World of Warcraft is a game I play... I don't know if "often" is the right term. Team Fortress is a game I play "often". World of Warcraft is a game I play relentlessly.
My main character, a level 80 paladin with fantastic hair, plays a role that often needs filled. He's a tank. He gets hit so that you don't have to. Recently, the powers that be (Blizzard) have introduced a "dual-spec" feature, that got most players drooling over it. Now, paladins can be both tanks and healers without having to pay about 100 gold per switch! Warriors can be tanks or damage dealers! Rogues can be... damage dealers or more different damage dealers! Personally, my second speciality is damage dealing, primarily for player versus player combat.

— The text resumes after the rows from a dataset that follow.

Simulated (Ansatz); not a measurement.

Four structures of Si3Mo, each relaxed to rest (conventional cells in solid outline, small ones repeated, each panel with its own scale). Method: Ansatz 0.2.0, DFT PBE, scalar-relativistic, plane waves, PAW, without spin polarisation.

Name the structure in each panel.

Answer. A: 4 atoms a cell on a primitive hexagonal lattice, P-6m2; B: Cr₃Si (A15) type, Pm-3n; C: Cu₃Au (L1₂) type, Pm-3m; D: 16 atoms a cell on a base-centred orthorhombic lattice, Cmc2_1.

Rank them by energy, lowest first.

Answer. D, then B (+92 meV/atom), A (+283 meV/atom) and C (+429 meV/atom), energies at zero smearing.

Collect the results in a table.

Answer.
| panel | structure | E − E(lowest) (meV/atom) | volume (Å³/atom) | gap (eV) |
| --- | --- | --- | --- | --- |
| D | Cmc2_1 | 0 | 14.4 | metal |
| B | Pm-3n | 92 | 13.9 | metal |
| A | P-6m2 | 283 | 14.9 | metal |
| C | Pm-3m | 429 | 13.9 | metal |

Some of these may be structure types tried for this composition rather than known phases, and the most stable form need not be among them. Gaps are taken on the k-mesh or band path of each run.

Now, another thing that World of Warcraft has gained recently (ok, not as recently, but whatever) is achievements. One of which requires you to get four weapon skills to level 400. This is achieved by, y'know, hitting people an awful lot with said weapons. Paladins have a fairly limited choice of weapons. We have axes, maces and swords, in their one and two handed varieties. Oh, and unarmed (which has a whole achievement dedicated to raising it to 400). Since my tank spec usually uses a one-handed sword, I've had that skill at 400 for some time. But now with my damage spec, I felt the need to level two-handed swords and axes. And, again, the punching. A quick visit to WoWhead revealed that the best enemy to level these skills on were a certain... giant man. And by man I mean ogre. Spirit. They can be damaged, but never killed, and they cannot damage you. They are also right at the end of a lengthy "old world" (by that, meaning pre-either of the wonderful expansions the game now has) dungeon. I was also warned that the mere act of being in combat causes the equipment your character is wearing to slowly decay.
So! I stood at the entrance to Dire Maul, disrobing quickly, and readying my speed potions and water walking potions (since the quickest way to the man I sought (and by man I mean again, ogre. Spirit.) was over water, and swimming is painfully slow) ready to set off through the ancient elven ruins that once were the pinnacle for the end-game of World Of Warcraft. I chose to move quickly, for while the creatures in the dungeon would cause me little trouble or attention, I had over 200 points to gain in two-handed axes, and I imagined this would take quite some time. After a little bit of dodging, sprinting and only two actual kills, I stood before my goal, and pressed the attack button.
One and a half Star Wars movies later, I had finished axes. Burying my face in my hands, I equipped my two-handed sword, and begun swinging again. I had a lot less distance to cover with this weapon, but nonetheless, the process was arduous. Darth Vader had just revealed his relation to Luke when it came time for me to begin punching this giant ghost. My girlfriend looked over from her computer and asked, with incredulity, "Are you still in Dire Maul? How much longer will you be? We need a tank for Utgarde." my reply was one of... limited enthusiasm. A gurgle would be the best way of putting it. The scene on my monitor was... unique. An elf in his underwear, punching a gargantuan apparition. Seemingly forever.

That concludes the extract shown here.